If there’s one lesson we can take from the summer transfer window, it’s this: Like Gerard Piqué, we don’t know anything.
In a move that seemed unbelievable until now, Barcelona have announced that Neymar has asked to leave the club, and Paris Saint-Germain appear ready to pay his buyout clause with a bid of €222 million. According to reports, the 25-year-old Brazilian superstar will make an annual salary of €30 million for five years.
The signing is the biggest blow to the established order of world soccer we’ve seen this decade. Barcelona — along with Real Madrid — has been the team a player goes to once he becomes a superstar. The players flourish in their early 20s with Arsenal or Liverpool or Valencia — and then their club cashes in, and Barca or Madrid get their peak years. Neymar is leaving Barcelona with his trajectory still pointing up.
While that’s all true, the deal is for so much money: The transfer fee more than doubles the previous world record; Neymar’s dad, who’s also his acting agent, could get as much as €40 million in fees; and the total cost of the deal could be closer to €450 million. So it’s nearly impossible to contextualize the move by any modern standard. PSG is essentially funded by the Qatari government, and in comparative sporting terms, they might as well have more money than God. In the face of that, what’s Barcelona supposed to do?
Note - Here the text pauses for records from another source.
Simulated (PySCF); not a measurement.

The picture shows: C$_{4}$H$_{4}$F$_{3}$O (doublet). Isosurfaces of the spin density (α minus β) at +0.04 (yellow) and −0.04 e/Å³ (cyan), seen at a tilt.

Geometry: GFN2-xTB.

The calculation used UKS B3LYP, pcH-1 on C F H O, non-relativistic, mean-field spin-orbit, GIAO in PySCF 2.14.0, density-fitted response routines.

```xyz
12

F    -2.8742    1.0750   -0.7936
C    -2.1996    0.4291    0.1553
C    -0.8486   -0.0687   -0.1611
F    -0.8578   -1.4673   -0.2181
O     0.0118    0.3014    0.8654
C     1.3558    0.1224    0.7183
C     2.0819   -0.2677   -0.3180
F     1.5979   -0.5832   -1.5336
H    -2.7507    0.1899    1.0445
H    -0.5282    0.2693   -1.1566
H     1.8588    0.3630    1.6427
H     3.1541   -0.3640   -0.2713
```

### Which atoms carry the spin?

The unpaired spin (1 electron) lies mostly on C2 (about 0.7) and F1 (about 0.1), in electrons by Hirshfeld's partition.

According to Spanish law, every player has to have a buyout clause in his contract. Typically, when a vital player signs a deal, the club will push the buyout clause so high that it might as well not even exist. This is basically what Barcelona did with Neymar — and PSG still paid the price.
So, what do they get? A phenomenal present, and an even better future. Neymar is already one of the 10 best players in the world, and at his peak, he’s come as close to breaking into the Messi-Ronaldo duopoly as anyone. He shoots, he dribbles, he moves the ball forward, he scores, he assists — he does everything an attacking player can do at elite or near-elite rates. He’s already incredibly famous, and he already has his own pair of Jordans. Like Kyrie Irving or Le’Veon Bell, he plays with an irresistible kind of carelessness that puts him apart from all of his contemporaries. Our bodies aren’t built to play soccer, but it’s hard to imagine Neymar doing anything else:
As Michael Caley and Mike Goodman discussed on the Double Pivot podcast, if you’re going to drop small-nation-GDP levels of money on a single player, Neymar is the guy: You’re getting his pre-peak, peak, and post-peak years. But who will his teammates be?
On the current PSG roster, six key players — Thiago Motta, Thiago Silva, Edinson Cavani, Blaise Matuidi, Ángel Di María, and Dani Alves — will be at least 30 after the end of the season. Among the younger core of the team, only a handful of players — Marco Verratti, Julian Draxler, Adrien Rabiot, Marquinhos, and Layvin Kurzawa — look like parts of a possible Champions League–winning team.
That’s the bet for Neymar: You go to PSG because it might turn you into a billionaire, but you also do it to turn them into a Champions League winner. Outside of last year’s haywire Monaco season, ever since Qatar Sports Investments completed its takeover, PSG wins Ligue 1 before the season even starts. As currently constructed, the club still doesn’t look destined for midweek glory, but the only way Neymar’s stint in Paris gets deemed a success is with a European title.
"Our aim is to make the club an institution respected around the world," PSG chairman Nasser al-Khelaifi said last year. "If we are going to make that happen, we have to win the Champions League."
However, buying Neymar might not even be the best way for PSG to accomplish that goal. There are plenty of great attackers, world-class midfielders, and commanding center backs that could’ve been had for the price of one Jordan-brand footballer. The move certainly weakens a direct competitor in Barcelona: They lose their successor to Messi, his departure immediately ages an already-aging team, and while they now have plenty to spend, the club’s recent transaction record doesn’t suggest that they’ll know what to do with it. But it really depends what PSG does next.
Which is where this all smashes up against reality: Normally, so much has to be leveraged and organized and preplanned to make a world-record signing. Soccer teams are rich, but they’re not multinational corporations. Except, PSG kind of is — and it’s impossible to disentangle this transfer from the chaotic politics of the Middle East. The club was both able and willing to pay so much more for a Neymar than any other athlete in recorded human history, and that makes it seem like they’re operating on a financial plane where concepts like "budgets" and "balance sheets" don’t matter. We’ve never seen something like this before, which means it could all suddenly end or it could be only the beginning.
The soccer world has changed. We just still don’t know how.
An earlier version of this piece incorrectly referred to a release clause; it is a buyout clause.